5.4 Further sensitivity analysis

Our measures of choice capture the fractions of students that opt out from their assigned schools. In a sensitivity analysis, we make use of municipality variation in the fraction of independent schools (as opposed to the fraction of independent school students), and in the Herfindahl index, as alternative measures of choice.Footnote 38 These alternative measures of choice exploit a similar but slightly different type of variation compared to our earlier choice measures. The fraction of independent schools captures the establishment of new schools in the market, net of the actual enrolment of students. The Herfindahl index (here based on public schools’ market shares only) is an index of the degree of competition in the market and captures whether there are only very few or many schools available to choose among in a given municipality. We fix the Herfindahl index at 1 (i.e. no competition and no choice) in the pre-reform period and exploit the change over time in the choice opportunities that relate to the number of public schools (and school sizes) in each municipality. In Table 6, we show that the associations between school choice and school segregation are qualitatively robust also when we use these alternative measures of choice. In order to compare the size of these estimates to those presented earlier, we have calculated standardized coefficient estimates of both baseline estimates and the estimates presented in Table 6 (not shown). The effect sizes from the sensitivity analysis are in most cases about 30 % smaller for independent choice and similar or slightly larger for public choice. The key message from this sensitivity analysis is therefore that the associations between school choice and school segregation are robust also to using alternative measures of school choice.

Table 6 Sensitivity analysis: First difference models of changes in school segregation

In an additional sensitivity analysis, we assess the potential risk of bias due to measurement error in the assignment of pupils to catchment areas (i.e. neighbourhoods). According to our public school choice measure, 14 % of all pupils attended a public school outside the catchment area before the choice reforms (see Fig. 5). This in part reflects a possibility to deviate from assigned catchment areas already before the reform, but it also reflects measurement error in our assignment of pupils to catchment areas. Therefore, we have an upper bound on the fraction of pupils who are assigned to the wrong catchment area: 14 %. To gauge the sensitivity of our estimates to this amount of measurement error, we have randomly re-assigned 14 % of all pupils to a new catchment area (within their municipality). We have then re-estimated our regressions on a data set where neighbourhood segregation has been calculated using data with additional measurement error in pupils’ assignment to catchment areas. Results from this exercise are shown in tables in Appendix 4, which should be compared to our preferred baseline specifications in columns 6 of Tables 2, 3, 4 and 5. For each outcome, Table 12 presents results from two different specifications. The first specification introduces measurement error only in the calculation of ‘neighbourhood segregation’ at the municipality/year level. The second specification also introduces measurement error in the calculation of the fraction of pupils opting out to a different public school (i.e. the variable ‘public choice’).
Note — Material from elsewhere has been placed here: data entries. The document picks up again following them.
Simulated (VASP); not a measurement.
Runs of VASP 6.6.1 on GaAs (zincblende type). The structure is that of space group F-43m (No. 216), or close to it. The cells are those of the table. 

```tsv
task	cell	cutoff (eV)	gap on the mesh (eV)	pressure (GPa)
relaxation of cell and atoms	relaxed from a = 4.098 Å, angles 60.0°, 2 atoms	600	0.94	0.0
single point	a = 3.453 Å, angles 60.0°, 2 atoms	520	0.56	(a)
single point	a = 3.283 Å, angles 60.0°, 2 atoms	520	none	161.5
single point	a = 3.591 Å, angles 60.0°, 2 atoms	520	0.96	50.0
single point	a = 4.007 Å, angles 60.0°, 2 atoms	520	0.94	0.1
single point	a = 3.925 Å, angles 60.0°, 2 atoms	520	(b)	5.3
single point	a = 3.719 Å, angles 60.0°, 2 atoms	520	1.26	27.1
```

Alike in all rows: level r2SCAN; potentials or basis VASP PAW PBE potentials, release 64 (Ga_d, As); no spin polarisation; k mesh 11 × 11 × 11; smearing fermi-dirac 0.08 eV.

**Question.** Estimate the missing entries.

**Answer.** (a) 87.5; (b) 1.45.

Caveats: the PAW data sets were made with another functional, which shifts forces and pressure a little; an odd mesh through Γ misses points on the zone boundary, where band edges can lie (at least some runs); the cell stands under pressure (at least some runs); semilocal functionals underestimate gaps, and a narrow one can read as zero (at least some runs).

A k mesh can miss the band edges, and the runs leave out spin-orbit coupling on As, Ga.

The overall impression from the estimations that have introduced additional measurement error is that the coefficients on school choice are slightly larger than in the baseline specification, and that the coefficients on neighbourhood segregation are slightly lower. This pattern is in line with the intuition that measurement error might lead to a downward bias in the neighbourhood segregation coefficient. As it turns out, this also introduces an upward bias in the estimation of the school choice parameters. The key insight from Appendix Table 12 is therefore that measurement error might lead to a small bias in our results. However, this bias does not change our conclusions either qualitatively or quantitatively.

6 Concluding discussion

We have conducted an exploratory study trying to gain a deeper understanding of the potential sources behind the increased school segregation in Sweden since the implementation of a school choice reform in the early 1990s. To address the question of which are the most important mechanisms behind school segregation, we reason that the three main determinants are neighbourhood segregation, parental choice and indirect cream skimming through independent schools’ location choices. We are able to assess these three components, exploiting a policy change that introduced generalized school choice in Sweden: prior to the reform, students were assigned to their neighbourhood school through catchment areas, whereas after the reform parental school choice and location decisions by independent schools became factors that could influence school segregation. Variation in these determinants is explored both over time (pre- and post-reform) and across space, since school choice opportunities have evolved very differently across regions in Sweden. Despite the existence of this reform and the regional variation in choice opportunities it created, it is very challenging to separately identify the importance of each of these mechanisms. Does school choice generate school segregation, or is demand for choice higher in highly segregated areas? Is the evolution of neighbourhood segregation exogenous, or is it a reaction to increased choice opportunities? We simply cannot say with certainty that school segregation in regions with a lot of choice opportunities after the reform, would have evolved similarly to segregation in the regions without choice opportunities, had the reform not been implemented.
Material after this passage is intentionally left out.